By: Steve Friess
Updated at 3:10 p.m. EST
When Randy Lovely takes over as managing editor of The Arizona Republic in Phoenix on April 8, he will become what many call the highest-ranking openly gay leader at a major metropolitan newspaper. In his view, this is a sign of progressive times.
Lovely, previously executive editor of The Desert Sun in Palm Springs, Calif., will oversee the newsroom of 400 journalists daily under Tom Callinan, the Republic‘s executive editor. Callinan also hired Lovely in 1992, as assistant managing editor at The News-Press in Fort Myers, Fla., the first in a string of four Gannett Co. Inc. papers for Lovely leading him to Phoenix.
A Feb. 14 story in the Republic on Lovely’s appointment did not overtly discuss the 38-year-old’s sexual orientation, but did include a matter-of-fact note that he would be moving to Phoenix with his partner. The paper is providing that partner, John Sallot, head-hunting help to find a new job, a perk typically associated with executives who move with married spouses.
“Gannett has been very gracious,” Lovely said. “The company as a whole and the people at The Arizona Republic are very understanding.”
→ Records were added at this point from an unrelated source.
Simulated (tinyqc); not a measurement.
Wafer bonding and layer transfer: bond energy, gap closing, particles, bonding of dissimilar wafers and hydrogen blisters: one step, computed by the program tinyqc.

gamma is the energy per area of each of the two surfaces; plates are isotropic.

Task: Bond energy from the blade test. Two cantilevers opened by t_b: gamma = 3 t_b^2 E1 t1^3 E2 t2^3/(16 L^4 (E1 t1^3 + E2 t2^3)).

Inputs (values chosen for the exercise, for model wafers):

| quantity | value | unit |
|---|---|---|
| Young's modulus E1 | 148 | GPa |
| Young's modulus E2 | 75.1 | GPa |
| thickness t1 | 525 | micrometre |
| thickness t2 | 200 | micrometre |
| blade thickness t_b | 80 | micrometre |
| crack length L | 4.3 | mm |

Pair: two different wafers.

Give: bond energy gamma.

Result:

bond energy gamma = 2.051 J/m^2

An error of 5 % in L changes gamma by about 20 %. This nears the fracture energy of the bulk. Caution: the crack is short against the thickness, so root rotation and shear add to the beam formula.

Robert Dodge, president of the National Lesbian and Gay Journalists Association (NLGJA), cheered the appointment. “You can find plenty of gay people in the upper echelons of the news business, but it is less common to find those that are totally out,” said Dodge, a national economics correspondent in the Washington bureau of The Dallas Morning News. “This is true in both print and broadcast. … It says good things about Gannett in advancing the career of a news professional who has the courage and confidence to be fully out in the newsroom.”
As recently as last year, Gannett was on NLGJA’s hit list for failing to offer benefits to the domestic partners of its employees. Lovely, who has been out of the closet in his newsrooms since age 26, said he voiced his distaste for Gannett’s benefits policy at many high-ranking meetings over the years. The company began offering domestic-partner benefits this year.
Lovely pointed to the fact that he’s continued his fast rise despite being gay, and vocal, as proof that the industry is changing. He said he’ll focus as managing editor on finding ways to provide relevant community news to Phoenix’s ever-sprawling population. The gay issue won’t be a priority, he insisted.
“All I have to be is true to myself and true to the responsibilities I’ve been given,” he said. “I’m not going to deny coverage to the gay and lesbian community to prove something to the rest of the readership, but I’m also not going to turn The Arizona Republic into the community’s gay-and-lesbian newspaper. You can’t get caught up in that or you start to second-guess yourself too much.”
While Lovely is the highest-ranking out editor at a large metro daily today, other openly gay editors at smaller papers have previously held higher titles. Leroy Aarons, founder of NLGJA, came out publicly in 1990 when he was executive editor of The Oakland (Calif.) Tribune.